Different analytical methods used to calculate and study the improvement of the soft soil deposits when reinforced with stone columns represent the final behavior of the reinforced soil, i.e. after consolidation process takes place. Finite element analysis programs can be used to study the behavior of the soft soil deposits reinforced with stone columns both during and after the consolidation process. In order to represent the problem accurately a three dimensional finite element analysis is required. However, due to the fact that two dimensional finite element analysis programs are common in practical application, a need to convert the three dimensional problem to a two dimensional configuration is needed.
One of the main objectives of this research is to investigate the different possible two dimensional configurations that can be used to model the problem of soft soil deposits reinforced with stone columns, and to recommend the configuration whose behavior is nearest to the actual behavior of the reinforced soft soil.
A case study of an embankment construction for Penchala Toll Plaza project at New Pantai Expressway, Malaysia is undertaken (Tan et al., 2008). A three dimensional finite element analysis of this case history using PLAXIS 3D is performed. A comparison between the numerically predicted behavior and the documented actual behavior of the embankment showed a good agreement between them.
A Comparison is then done between the results of the three dimensional numerical model and different configurations for a two dimensional numerical model of the same case study. An Axisymmetric configuration, a Plane strain configuration using an equivalent width for the column and a Plane strain configuration using equivalent parameters for the column are used to numerically model the case. The results show that the axisymmetric configuration shows the best agreement with the three dimensional analysis. Also, the plane strain with equivalent parameters configuration shows more reliability by giving more accurate results than the plane strain configuration using equivalent column parameters.

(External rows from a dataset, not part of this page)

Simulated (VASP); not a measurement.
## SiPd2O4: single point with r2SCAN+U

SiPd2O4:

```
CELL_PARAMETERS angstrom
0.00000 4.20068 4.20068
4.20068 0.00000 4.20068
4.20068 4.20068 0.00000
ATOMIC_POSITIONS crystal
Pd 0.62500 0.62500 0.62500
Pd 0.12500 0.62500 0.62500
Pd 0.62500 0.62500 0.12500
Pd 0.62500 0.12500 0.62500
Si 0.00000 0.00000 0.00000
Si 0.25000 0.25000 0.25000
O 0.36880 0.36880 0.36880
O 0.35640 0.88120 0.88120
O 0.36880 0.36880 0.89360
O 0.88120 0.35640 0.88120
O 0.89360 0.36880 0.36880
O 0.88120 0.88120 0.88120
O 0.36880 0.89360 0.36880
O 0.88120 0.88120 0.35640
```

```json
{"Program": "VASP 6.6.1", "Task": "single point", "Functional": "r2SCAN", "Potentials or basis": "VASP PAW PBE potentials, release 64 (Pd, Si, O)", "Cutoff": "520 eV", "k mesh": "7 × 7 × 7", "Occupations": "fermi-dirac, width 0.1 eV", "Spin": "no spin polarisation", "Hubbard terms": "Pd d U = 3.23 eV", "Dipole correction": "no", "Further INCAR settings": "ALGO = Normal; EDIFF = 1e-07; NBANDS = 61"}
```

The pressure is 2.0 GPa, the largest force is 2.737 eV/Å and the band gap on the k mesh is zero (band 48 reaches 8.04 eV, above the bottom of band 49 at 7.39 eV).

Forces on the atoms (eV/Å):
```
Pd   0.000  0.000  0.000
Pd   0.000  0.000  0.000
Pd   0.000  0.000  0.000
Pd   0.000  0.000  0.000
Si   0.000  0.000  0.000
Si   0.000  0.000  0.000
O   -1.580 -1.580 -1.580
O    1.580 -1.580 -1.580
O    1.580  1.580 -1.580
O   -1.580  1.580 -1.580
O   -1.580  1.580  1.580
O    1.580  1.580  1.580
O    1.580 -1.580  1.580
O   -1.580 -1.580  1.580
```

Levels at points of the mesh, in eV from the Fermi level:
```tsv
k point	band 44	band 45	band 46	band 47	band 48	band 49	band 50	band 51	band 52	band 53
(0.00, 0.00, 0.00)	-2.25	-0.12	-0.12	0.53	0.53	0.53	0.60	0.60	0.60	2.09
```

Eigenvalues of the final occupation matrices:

A study for the performance of the stone columns is conducted. The effect of various parameters such as the embankment height, column spacing and modulus of elasticity of the column on the stress concentration factor and column load share ratio as well as settlement and time reduction factors is studied through a parametric study. The findings of this parametric study are then compared to some of the other analytical approaches used to estimate the behavior of the reinforced soft soil and a recommendation is done for the appropriate analytical methods to be used.